This was from a post I made years ago on the Bogleheads forum. It’s still applicable.
The importance of increasing your savings rate
For a “young” investor (meaning one who has a low account balance relative to the amount he will need to retire, say a ratio of 25% or less) his savings rate has a much greater effect on the amount of money he will have to spend in retirement than his return. Rather than focusing on how to eke out a few more percentage of return, he would be much better off focusing on how to increase his savings rate.
An investor with $10,000 who saves $5000 a year expects to have $167,000 15 years from now if he pulls off an 8%/year return. If he can increase that return by 1%, he would have a total of $182,000. However, if he could increase his savings by just $2000/year, he would end up with $222,000. He would get much more “bang for his buck” by saving more rather than trying to get a higher return.
The opposite is true for a “mature investor” (again defined as someone with a high percentage of what he would need to retire on.) Let’s say we have a 60 year old investor with 5 more years until retirement. He has a nest egg of $1,000,000. He is currently saving $20,000/year and expects an 8% return from his portfolio. This will only get him to $1.59 Million. Where is the bang for his buck now? If he saved another $5K/year, he would end up with $1.62 Million. But if he could increase his return by 1%, he would end up with $1.66 Million. Clearly the bang for his buck is in maintaining/increasing his return.
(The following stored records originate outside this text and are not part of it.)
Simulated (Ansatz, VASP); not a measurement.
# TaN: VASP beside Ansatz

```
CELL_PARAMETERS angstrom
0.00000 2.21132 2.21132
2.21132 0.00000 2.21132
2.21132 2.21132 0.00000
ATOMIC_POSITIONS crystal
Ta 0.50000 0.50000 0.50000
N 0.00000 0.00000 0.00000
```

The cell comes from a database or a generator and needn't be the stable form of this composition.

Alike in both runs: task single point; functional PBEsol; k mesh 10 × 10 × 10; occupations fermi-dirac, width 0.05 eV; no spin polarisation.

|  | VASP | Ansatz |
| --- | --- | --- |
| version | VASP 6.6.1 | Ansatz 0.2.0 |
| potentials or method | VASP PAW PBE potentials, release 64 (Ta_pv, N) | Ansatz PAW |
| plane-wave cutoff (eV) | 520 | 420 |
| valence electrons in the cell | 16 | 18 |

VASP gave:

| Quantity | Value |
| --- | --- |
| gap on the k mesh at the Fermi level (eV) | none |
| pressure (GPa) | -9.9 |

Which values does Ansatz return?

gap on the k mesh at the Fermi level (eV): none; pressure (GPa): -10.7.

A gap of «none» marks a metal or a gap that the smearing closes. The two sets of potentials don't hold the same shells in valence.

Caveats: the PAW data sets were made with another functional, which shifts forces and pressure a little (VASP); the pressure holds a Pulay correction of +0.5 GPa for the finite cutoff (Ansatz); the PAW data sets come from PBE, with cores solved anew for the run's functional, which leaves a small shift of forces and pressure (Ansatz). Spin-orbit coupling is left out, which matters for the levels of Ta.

Steps to Increase Savings Rate
The following are some steps you can take to increase your savings rate:
1) Increase the amount of money you make. It is much easier to save 25% of $200K than it is to save 10% of 40K, even while paying a higher tax rate. This can be accomplished by further schooling/training to upgrade your skills, changing jobs when opportunities to make more money arise, and taking additional jobs/working overtime.
2) Save the raises. Cost of living and standard raises are frequent with many jobs. Although we often need to gradually increase our spending to maintain our lifestyles, often times we do not need to increase our spending as much as our income increased.
3) Keep your fixed expenses as low as possible. The less you are obligated to spend, the more you have the option to save. Then you can make conscious decisions between spending and saving each month. Avoid contracts you can’t get out of if your finances turn sour, such as cable, cell phone, boat payments, large mortgages etc. Try to rent your lifestyle when possible, rather than buy it.
4) Beware the Big Two-Your house and your cars are where you can save a LOT of money. Most people calculate out their mortgage payment when they opt for a bigger, nicer house, but they forget that they also have to pay more in taxes, utilities, repairs, landscaping, furnishings, and upgrades on that bigger, nicer house. Because your house is a big ticket item, saving 25% on that will free up much more cash flow than eating out 25% less. To make it worse, most of these expenses are fixed expenses.
Likewise with cars, a great deal of money is lost buying and financing these depreciating assets. The older you buy a car, the less you will pay in financing costs, depreciation, insurance, and sometimes even repairs because you may be less likely to repair unimportant features of an old car, such as dings in the bumper or a power mirror that works poorly. The savings in repairs and gas of a new car do not come anywhere close to overcoming these costs.
5) The Latte Factor- Even small costs can add up over time, especially when considered in light of decades of compounding. The classic example is the $5 latte. If you save that $5 a day ($180 a month, $1825/year) and earn 8%/year on it, it will be equal to $482K in 40 years. Consciously decide what you want to spend your money on, and spend it on that which brings you the most happiness, and save the rest.
6) Calculate your savings rate each year- Studies show that we consciously and subconsciously strive to improve in those aspects which we measure.